Scalability considerations for Azure Kubernetes Service environments
Azure Kubernetes Service (AKS) can be scaled-in and out depending upon infrastructure needs (requiring more or less capacity), adding node pools with special capabilities like GPU, or application needs, in this case you have several factors like number and rate of concurrent connections, number of requests, back-end latencies on AKS applications.
The most common scalability options for AKS are the cluster autoscaler and the horizontal pod autoscaler. The cluster autoscaler adjusts the number of nodes based on the requested compute resources in the node pool. The horizontal pod autoscaler (HPA) adjusts the number of pods in a deployment depending on CPU utilization or other configured metrics.
Design considerations
Here are some crucial factors to consider:
Is rapid scalability a requirement for your application (no-time-to-wait)?
- To have a quick provisioning of pods use virtual nodes, they are only supported with Linux nodes/pods.

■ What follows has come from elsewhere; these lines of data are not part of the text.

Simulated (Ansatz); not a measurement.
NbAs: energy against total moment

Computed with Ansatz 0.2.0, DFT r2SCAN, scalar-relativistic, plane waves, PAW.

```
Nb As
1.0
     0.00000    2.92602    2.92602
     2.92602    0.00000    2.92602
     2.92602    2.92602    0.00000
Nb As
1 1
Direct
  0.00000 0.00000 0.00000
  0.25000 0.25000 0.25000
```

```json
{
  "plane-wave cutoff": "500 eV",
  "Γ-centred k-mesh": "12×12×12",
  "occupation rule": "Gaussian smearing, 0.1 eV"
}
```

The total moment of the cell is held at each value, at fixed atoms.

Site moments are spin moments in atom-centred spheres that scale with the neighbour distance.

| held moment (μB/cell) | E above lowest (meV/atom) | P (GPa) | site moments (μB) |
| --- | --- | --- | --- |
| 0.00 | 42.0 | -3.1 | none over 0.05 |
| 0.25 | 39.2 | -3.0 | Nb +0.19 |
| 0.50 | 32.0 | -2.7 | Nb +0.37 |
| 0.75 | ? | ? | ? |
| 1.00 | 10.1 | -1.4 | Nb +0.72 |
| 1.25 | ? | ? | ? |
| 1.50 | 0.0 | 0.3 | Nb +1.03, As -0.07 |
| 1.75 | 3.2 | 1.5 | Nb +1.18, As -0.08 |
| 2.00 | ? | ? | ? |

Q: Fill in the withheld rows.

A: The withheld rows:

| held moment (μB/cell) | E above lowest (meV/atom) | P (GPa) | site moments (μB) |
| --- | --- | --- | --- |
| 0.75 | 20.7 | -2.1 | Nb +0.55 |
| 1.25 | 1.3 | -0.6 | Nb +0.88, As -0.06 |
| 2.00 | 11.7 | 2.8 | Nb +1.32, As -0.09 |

Is the workload non-time sensitive and can handle interruptions? Consider the use of Spot VMs
Is the underlying infrastructure (network plug-in, IP ranges, subscription limits, quotas, and so on) capable to scale out?
Consider to automate scalability
- You can enable cluster autoscaling to scale the number of nodes. Consider cluster autoscaling and scale-to-zero
- Horizontal pod autoscaler automatically scales the number of pods.
Consider scalability with multizone and node pools
- When creating node pools consider to set Availability Zones with AKS.
- Consider to use multiple node pools to support applications with different requirements.
- Scale node pools with cluster autoscaler.
- You can scale to zero the user node pools. See the limitations.
Design recommendations
Follow these best practices for your design:
- Use virtual machine scale sets (VMSS), which are required for scenarios including autoscaling, multiple node pools, and Windows node pool support.
- Don't manually enable or edit VMSS scalability settings in the Azure portal or using the Azure CLI. Instead, use the cluster autoscaler.
- If you need fast burst autoscaling choose to burst from AKS cluster using Azure Container Instances and virtual nodes for rapid and infinite scalability and per-second billing.
- Use cluster autoscaler and scale-to-zero for predictable scalability using VM-based worker nodes.
- Enable cluster autoscaler to meet application demands.
- You can enable autoscale for your multiple node pools.
- Enable horizontal pod autoscaler (HPA) to mitigate the busy hours of your application.
- All your containers and pods must have resource requests and limits defined.
- HPA automatically scales the number of pods based on observed resource limits CPU/memory or custom metrics.
- Enable Azure Monitor for containers and live monitoring to monitor the cluster and workload utilization.
- Use multiple node pools when your applications have different resource requirements.
- Remember you can specify a VM size for a node pool.
- Consider Spot VM-based node pools for non-time-sensitive workloads that can handle interruptions and evictions.